One of the houses in his family village in Toraja, now a National Heritage site.



Jonathan and all of us visiting his family grave yard up in the limestone cliffs - 9 generations of the Parapak family are buried above us in this place

Friday, July 10, 2009

visit to toraja



















As night was falling we had no appreciation of the beauty of the scenery until we came back down from the village at the end of the week.

Our second stop was at a place overlooking the gorgeous mountains surrounding Toraja land. Fruit stalls lined the road and bananas like you have never seen before - from tiniy lady-finger-sized bananas to these gigantic sized ones - all absolutely delicious!

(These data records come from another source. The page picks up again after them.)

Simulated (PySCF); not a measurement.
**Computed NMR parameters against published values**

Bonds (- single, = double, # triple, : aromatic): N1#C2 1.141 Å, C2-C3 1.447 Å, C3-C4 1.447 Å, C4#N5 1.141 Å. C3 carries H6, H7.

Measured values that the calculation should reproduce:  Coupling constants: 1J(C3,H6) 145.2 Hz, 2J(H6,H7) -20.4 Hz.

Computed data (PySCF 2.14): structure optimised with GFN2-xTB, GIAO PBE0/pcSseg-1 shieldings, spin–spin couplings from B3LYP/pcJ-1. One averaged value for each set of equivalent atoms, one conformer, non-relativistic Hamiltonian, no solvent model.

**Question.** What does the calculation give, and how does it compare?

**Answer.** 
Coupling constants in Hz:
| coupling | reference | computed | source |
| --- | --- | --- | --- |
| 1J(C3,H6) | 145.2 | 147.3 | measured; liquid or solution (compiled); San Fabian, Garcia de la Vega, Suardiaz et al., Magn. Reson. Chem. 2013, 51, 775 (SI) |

Ban and Ian - we stopped along this pretty drive at a restaurant overlooking the sea. The first half of the journey was flat and pretty along the coast line, with homes in this typical style all along the road side.


















Anne is a native Tasmanian who married Janathan, a native Torajan about 40 years ago and is just a fabulous person. We really clicked!



















This series of pictures is about our trip to Toraja, an area in North Sulawesi. We traveled with the family of Jonathan and Anne Parapak, their daughter Lise and her husband Tagor and their two children Talya and Renier, Lili. the lady behind Ian, who can to do workshops for educators, and Ban, the guy scratching his head in the picture, the campus minister from UPH who was a missionary with OMF in Toraja for 6 years.














We left early Saturday morning last week from Jakarta, and flew to Makassar, and then drove for nine hours up into the mountains in a convoy of 3 vehicles.










Tuesday, July 7, 2009

our trip to tour toraja, sulawesi, indonesia



The vegetation is all so colorful and many plants are recognizable from Rhodesia. The is the Heliconia flower.






Anne outside the hotel rooms.
Hard-working chair carrier loading up after the church service on Sunday.


The child on the right was a scavenger - she came after the big Sunday service event outdoors and picked up all the plastic water cups to recycle them and to get money for her school fees. She couldn't have been more than 6 or 7, but she sure knew how to work!!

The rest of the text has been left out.